Of teeth and tears: Recollections of a carer

These are recollections of some time I spent caring for elderly residents and clients. I suppose the laughter was always the thing that made me come back to earth. In the midst of some desperately sad happening, we would all be lifted by the sheer grit and humour some of them showed as in spite of pain or memory loss there could still be a glimpse of the person beneath. A bright spark of spirit would rise above the gloom. We would smile, or perhaps shed a tear, because it moved us. I worked in nursing homes and care centres for almost 20 years, from when I left England in 1987, until I was 70, in 2009. Even after I left I still did another year teaching art helping with a group of intellectually challenged young adults.

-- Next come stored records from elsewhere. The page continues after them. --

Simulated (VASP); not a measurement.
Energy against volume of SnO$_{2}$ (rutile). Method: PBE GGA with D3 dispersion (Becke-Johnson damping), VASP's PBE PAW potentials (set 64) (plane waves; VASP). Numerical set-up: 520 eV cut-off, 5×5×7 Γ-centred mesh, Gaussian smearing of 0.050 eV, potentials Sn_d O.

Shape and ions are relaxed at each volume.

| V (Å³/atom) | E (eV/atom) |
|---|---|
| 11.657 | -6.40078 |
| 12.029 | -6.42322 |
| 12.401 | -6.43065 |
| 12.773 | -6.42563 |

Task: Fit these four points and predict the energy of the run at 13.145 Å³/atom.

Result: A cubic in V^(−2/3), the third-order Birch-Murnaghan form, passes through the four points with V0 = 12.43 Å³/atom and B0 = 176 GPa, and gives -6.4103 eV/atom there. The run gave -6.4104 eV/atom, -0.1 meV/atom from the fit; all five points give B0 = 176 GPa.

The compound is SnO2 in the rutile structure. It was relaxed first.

Every person we look after is different, and some impact on our lives more than others. When in the early 90s I worked at a small nursing home in a suburb of Melbourne, I met Doris and she was special. Tight bun of white hair, skin that on her face was lined and frail, but even at 90 her figure was beautiful, and her skin untouched by sun over the years was like smooth alabaster. She was tough to deal with, she threw food at you if you insisted she ate it, but loved cake. She never married but loved the company of men. I was so fond of her and her amazing stories of her life when she was young. We formed a bond, and when she died I was devastated. There was Annie who had us foxed for ages wondering how she became drunk with no access to drink. Then we found her secret cupboard, a cask of wine a week smuggled in for her by a friend. We still let her drink, but rationed it to a glass with a meal.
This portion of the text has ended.